# HDMI Problem



## esudip (Oct 13, 2011)

Hello All,

I have Asus P8Z68 Mobo with XFX Readon 6970 Graphics Card and a Onida 22"LED TV, The problme is with HDMI, Whenever I connect my monitor/tv with VGA Cable it works fine but whenever I am connecting it with HDMI Cable it looks rigid, The frequency did not exceed 60Mhz and the clearity is worst. I connected it with Direct motherboard but the problem still exists. If the problem is with LED Monitor the it will not have to run for VGA also. I am going to change the HDMI Cable tomorrow, I just want to know that is there any Setting which I have to do ???


----------



## S_V (Oct 13, 2011)

Hello....

First of all Please tell me How many HDMI input's are present in your TV. Did u tried in all ports?

Example.... in my case I have Samsung 40'inch 5900 and it has 4 HDMI ports.

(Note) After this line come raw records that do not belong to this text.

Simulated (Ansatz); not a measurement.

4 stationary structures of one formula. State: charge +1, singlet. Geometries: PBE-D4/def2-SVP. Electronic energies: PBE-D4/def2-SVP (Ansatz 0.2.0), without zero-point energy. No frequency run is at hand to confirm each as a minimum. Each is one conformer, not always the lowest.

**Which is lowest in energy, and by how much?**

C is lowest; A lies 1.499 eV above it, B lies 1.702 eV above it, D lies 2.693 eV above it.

HDMI/DVI Port (It's the name of the Input for one of the HDMI connector present in my TV)... I use only this Port When I connect from PC. or else with other Ports Colors look uneven and not pleasing to watch at all... Came to know this is not the case with LG from my Brother experience.. All ports work fine from PC..

Once I connect through HDMI/DVI port ,I also select "PC" mode in options from samsung remote in TV Tool settings to get proper resolution aspect Ratio. If I don't select PC with this port Taskbar goes below the screen which means it's not proper aspect ratio.. Images gets stretch even though colors look good.  

So test in all your HDMI ports and as well as settings in TV for getting good picture. If not consult your TV support.. Do some google search with your TV model.


----------



## JojoTheDragon (Oct 13, 2011)

Hmm, did you try changing the resolution and frequency manually throught ATI CCC ?


----------



## esudip (Oct 13, 2011)

S_V said:


> Hello....
> 
> First of all Please tell me How many HDMI input's are present in your TV. Did u tried in all ports?
> 
> ...



I have 2 HDMI Ports on my LED TV But there is NO Option of PC on remote  I din't know whats wrong but I think this is not Windows issue bcoz after connecting to HDMI I am not able to view my BIOS Settings also and when Windows 7 Stars the graphical windows doesn't show up.



JojoTheDragon said:


> Hmm, did you try changing the resolution and frequency manually throught ATI CCC ?



Yes It Shows that it is updateble to 123 Hz but I am not able to view more that 60 Hz in the menu also see the picture quality is dull. I am not getting HDMI detection in BIOS also so i think it is not window issue and I have connected it to motherboard and the problem still continues (but it is detecteble in BIOS) so GPU is also problem free......... I am goint to change the HDMI cable after some time............. will update


----------



## S_V (Oct 13, 2011)

esudip said:


> I have 2 HDMI Ports on my LED TV But there is NO Option of PC on remote  I din't know whats wrong but I think this is not Windows issue bcoz after connecting to HDMI I am not able to view my BIOS Settings also and when Windows 7 Stars the graphical windows doesn't show up.



This is Normal and Nothing wrong with TV or Windows...



esudip said:


> Yes It Shows that it is updateble to 123 Hz but I am not able to view more that 60 Hz in the menu also see the picture quality is dull. I am not getting HDMI detection in BIOS also so i think it is not window issue and I have connected it to motherboard and the problem still continues (but it is detecteble in BIOS) so GPU is also problem free......... I am goint to change the HDMI cable after some time............. will update



It's not the HDMI cable Problem but you can try with other cable. I think it's the settings in your TV is the issue. Once you select the HDMI port ,see if any button on Remote goes into submenu to select the source type connection such as PC or equivalent option.


----------



## esudip (Oct 14, 2011)

I have Checked with Another cable but the problem still exists then i tried it with LG Monitor But again the problme remains same. I also chest without graphics card but the problem same.........

If the Monitor is OK, Cable is OK, Card is OK, Motherboard is OK, then what is the problem,

I am attaching the screenshot which shows the detection of screen and its refresh rate but I am not able to apply that.

*farm7.static.flickr.com/6038/6240423554_4016a3e5b0.jpg


----------